The Frontier Cultural Museum was surprisingly good. It basically shows a couple of homes, some of which were brought from overseas, that people lived in before the emigrated to the (then future) USA. The second part is a group of homes like what people would have lived in once they got here. The college age staff was surprisingly upbeat despite the heat, and they seemed anxious to let us help out or interact with the exhibits. In Africa, my DD got to help throw mudballs and build up the brick wall around the structure. In England, a group of late elementary school children was dressed in period costume and they were weeding and baking bread and making jam. The kids even did the tour of the house and were able to answer all our questions. It was pretty impressive. DD was especially impressed with the kids (who were at a historical day camp sponsored by the Museum) and has been begging to go to camp herself nonstop since. The Irish exhibit was based on the linen trade, which fit in exactly with what we found in Ulster during our trip there to the Linen Museum, etc, last Christmas. It was very interesting to see how all that fit together on both sides of the ocean. Germany had impressive structures. The 1740s cabin seems to be something that they build from the ground up, tear down, and then build again. Daddy believes that is the kind of home our people would have lived in at that time. The other homes are pretty fancy by Mississippi standards. I guess Virginia has been light years ahead of Mississippi in wealth since basically forever.

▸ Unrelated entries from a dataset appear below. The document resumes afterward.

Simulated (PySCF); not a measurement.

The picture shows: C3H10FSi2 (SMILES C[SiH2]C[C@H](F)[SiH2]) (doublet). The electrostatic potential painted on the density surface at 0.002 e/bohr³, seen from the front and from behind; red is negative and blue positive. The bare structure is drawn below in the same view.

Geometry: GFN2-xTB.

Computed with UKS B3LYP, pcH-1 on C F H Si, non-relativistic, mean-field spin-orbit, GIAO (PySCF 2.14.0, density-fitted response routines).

On the way home we drove past the Tinkling Springs Church where Susannah was baptized, and grabbed milkshakes for the ride home. DS downloaded a few chapters of Mark Twain’s Roughing It, to listen to on the way home. DS and Daddy are reading his The Innocents Abroad. I finished it last week and have been laughing about it. Daddy had bought me a copy because of our upcoming cruise, and I found I really enjoyed it. ASL is also reading it, too. She found an old copy as part of a whole set of Twain upstairs in her bookshelf that had belonged to her mother. DS is reading the linen-bound copy daddy bought me. Anyway, I was telling them about Roughing it (which talks about Mormons — not very flatteringly, in fact), and so they listened to it as an audiobook. We got through 6-7 chapters and laughed and laughed. The bit about the bull climbing the tree was the last thing we heard.
Anyway, it was a good day. I hope that the kids had a good time. Certainly my dad has done all he can to get them interested in Family History — having given up on me, I suppose. :)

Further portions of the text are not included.